We should deprecate -release
Walter Bright
newshound2 at digitalmars.com
Sat Jul 13 16:44:01 UTC 2024
On 7/12/2024 10:55 PM, Steven Schveighoffer wrote:
> I think it's fair to say no "journalists" are reviewing D in print. For sure,
In print, no, online certainly, and when they're evaluating whether to use D or
not, absolutely.
> people who try to run benchmarks will at least look for the proper optimization
> flags, and I bet nobody is looking to remove bounds checks.
What they'll do is compare it to C and C++, neither of which does bounds checks,
and on the same code C and C++ will be faster, and D will be slow, and that will
be the result of the benchmark. They will not look deeper.
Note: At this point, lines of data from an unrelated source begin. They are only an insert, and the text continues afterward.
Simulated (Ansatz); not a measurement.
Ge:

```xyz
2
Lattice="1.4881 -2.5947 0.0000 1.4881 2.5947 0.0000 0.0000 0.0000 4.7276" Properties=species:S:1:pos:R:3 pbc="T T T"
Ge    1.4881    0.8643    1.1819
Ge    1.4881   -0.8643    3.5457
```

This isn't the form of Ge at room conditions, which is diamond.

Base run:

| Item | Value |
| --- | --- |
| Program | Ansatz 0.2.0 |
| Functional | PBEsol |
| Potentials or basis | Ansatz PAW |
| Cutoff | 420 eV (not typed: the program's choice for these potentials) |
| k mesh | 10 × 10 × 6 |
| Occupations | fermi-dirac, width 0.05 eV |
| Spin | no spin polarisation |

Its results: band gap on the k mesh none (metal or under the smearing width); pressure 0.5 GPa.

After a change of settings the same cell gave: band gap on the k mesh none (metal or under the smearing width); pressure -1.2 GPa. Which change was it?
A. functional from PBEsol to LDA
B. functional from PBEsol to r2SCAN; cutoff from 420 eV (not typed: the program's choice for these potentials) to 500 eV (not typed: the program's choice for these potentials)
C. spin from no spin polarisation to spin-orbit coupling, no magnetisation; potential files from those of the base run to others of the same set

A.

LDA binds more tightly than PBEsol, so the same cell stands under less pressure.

First impressions are very very hard to dislodge. I have a lot of experience
with this.
> Let's just remove it. What it does now is fool people into thinking this is for
> when you want to release your library/application. If nothing else, it should be
> renamed to -removesafetychecks or something.
It's simply not apparent from the documentation the path to the fastest code.
Nobody doing a quick benchmark is going to try -removesafetychecks.
> Note, I was wrong about the -O and -inline being implied -- you still have to
> put those in. -release just gets rid of all the safety checks.
Are you sure? It says in the documentation they are.